Method #2: Truncate the affected DB Tables:
Please make sure you have the latest DB backup to meet your company RPO and compliance. We should have a last-known-state of the DB that we can come back to in case things don't go as per plan.
We can TRUNCATE those 3 tables AO_E8B6CC_MESSAGE_TAG
, AO_E8B6CC_MESSAGE_QUEUE_ITEM
and AO_E8B6CC_MESSAGE
.
- This would be the fastest but lossy method
- However, this would mean we'll have to run a soft sync for repos that were being synced before, as some Git items (commits/branches/PRs) will not be imported to Jira.
- Please run the following queries in your Jira DB and export the output to a file.

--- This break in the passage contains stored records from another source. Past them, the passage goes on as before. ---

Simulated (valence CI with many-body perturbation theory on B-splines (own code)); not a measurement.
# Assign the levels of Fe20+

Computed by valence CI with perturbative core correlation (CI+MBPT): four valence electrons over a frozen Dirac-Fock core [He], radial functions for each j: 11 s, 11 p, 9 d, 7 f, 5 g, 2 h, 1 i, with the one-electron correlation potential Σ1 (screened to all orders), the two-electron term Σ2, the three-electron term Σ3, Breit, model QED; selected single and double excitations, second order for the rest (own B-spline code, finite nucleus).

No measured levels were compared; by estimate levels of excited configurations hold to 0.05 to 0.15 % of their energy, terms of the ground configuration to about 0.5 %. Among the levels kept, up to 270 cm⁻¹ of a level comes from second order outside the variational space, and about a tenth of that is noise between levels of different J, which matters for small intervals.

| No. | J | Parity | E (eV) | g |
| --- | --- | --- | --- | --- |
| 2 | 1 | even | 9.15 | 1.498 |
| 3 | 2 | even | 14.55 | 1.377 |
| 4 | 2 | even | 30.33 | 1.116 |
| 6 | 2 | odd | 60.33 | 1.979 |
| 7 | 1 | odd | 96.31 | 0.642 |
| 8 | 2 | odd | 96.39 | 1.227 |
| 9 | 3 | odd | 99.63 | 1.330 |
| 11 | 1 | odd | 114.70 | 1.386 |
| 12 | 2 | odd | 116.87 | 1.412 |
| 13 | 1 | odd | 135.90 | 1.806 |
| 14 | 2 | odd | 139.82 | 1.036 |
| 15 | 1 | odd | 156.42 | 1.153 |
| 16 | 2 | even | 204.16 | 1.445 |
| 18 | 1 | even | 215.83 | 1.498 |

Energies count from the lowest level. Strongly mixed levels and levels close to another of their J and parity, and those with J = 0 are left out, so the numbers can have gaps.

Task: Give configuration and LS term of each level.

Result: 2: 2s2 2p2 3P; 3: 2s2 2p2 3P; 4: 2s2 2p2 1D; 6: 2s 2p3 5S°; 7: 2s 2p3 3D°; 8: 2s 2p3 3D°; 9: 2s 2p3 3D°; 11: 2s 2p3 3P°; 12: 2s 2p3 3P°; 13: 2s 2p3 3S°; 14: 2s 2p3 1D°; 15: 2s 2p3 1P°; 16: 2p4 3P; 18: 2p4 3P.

SELECT COUNT(1) FROM "AO_E8B6CC_MESSAGE";
SELECT COUNT(1) FROM "AO_E8B6CC_MESSAGE_QUEUE_ITEM";
SELECT COUNT(1) FROM "AO_E8B6CC_MESSAGE_TAG";
SELECT COUNT(1), "QUEUE", "RETRIES_COUNT", "STATE" FROM "AO_E8B6CC_MESSAGE_QUEUE_ITEM" GROUP BY "QUEUE", "RETRIES_COUNT", "STATE";
SELECT COUNT(1), "TAG" FROM "AO_E8B6CC_MESSAGE_TAG" JOIN "AO_E8B6CC_MESSAGE" ON "AO_E8B6CC_MESSAGE"."ID" = "AO_E8B6CC_MESSAGE_TAG"."MESSAGE_ID" GROUP BY "TAG";
SELECT count(1), "SYNC_STATUS", "SYNC_TYPE" FROM public."AO_E8B6CC_SYNC_AUDIT_LOG" GROUP BY "SYNC_STATUS", "SYNC_TYPE";
EXPLAIN SELECT COUNT(*) FROM "AO_E8B6CC_MESSAGE" messageMapping JOIN "AO_E8B6CC_MESSAGE_TAG" messageTag ON messageMapping."ID" = messageTag."MESSAGE_ID" JOIN "AO_E8B6CC_MESSAGE_QUEUE_ITEM" messageQueueItem ON messageMapping."ID" = messageQueueItem."MESSAGE_ID" WHERE messageTag."TAG" = '' AND messageQueueItem."STATE" in ('PENDING', 'RUNNING', 'SLEEPING');
EXPLAIN SELECT COUNT(*) FROM "AO_E8B6CC_MESSAGE" messageMapping JOIN "AO_E8B6CC_MESSAGE_TAG" messageTag ON messageMapping."ID" = messageTag."MESSAGE_ID" JOIN "AO_E8B6CC_MESSAGE_QUEUE_ITEM" messageQueueItem ON messageMapping."ID" = messageQueueItem."MESSAGE_ID" WHERE messageTag."TAG" = (SELECT "TAG" FROM "AO_E8B6CC_MESSAGE_TAG" ORDER BY "TAG" ASC LIMIT 1) AND messageQueueItem."STATE" in ('PENDING', 'RUNNING', 'SLEEPING');
EXPLAIN SELECT COUNT(*) FROM "AO_E8B6CC_MESSAGE" messageMapping JOIN "AO_E8B6CC_MESSAGE_TAG" messageTag ON messageMapping."ID" = messageTag."MESSAGE_ID" JOIN "AO_E8B6CC_MESSAGE_QUEUE_ITEM" messageQueueItem ON messageMapping."ID" = messageQueueItem."MESSAGE_ID" WHERE messageQueueItem."STATE" in ('PENDING', 'RUNNING', 'SLEEPING');
- Backup the following tables:
AO_E8B6CC_MESSAGE_TAG; AO_E8B6CC_MESSAGE_QUEUE_ITEM; AO_E8B6CC_MESSAGE;
- Enable logging one hour before truncating the tables (next step) so we can inspect the current state of Jira. After performing the truncation, leave it enabled for at one hour and then disable.
- TRACE logging for
com.atlassian.jira.plugins.dvcs.service
- DEBUG logging for
com.atlassian.jira.plugins.dvcs.sync
- TRACE logging for
Truncate the following tables. This can be done with Jira online.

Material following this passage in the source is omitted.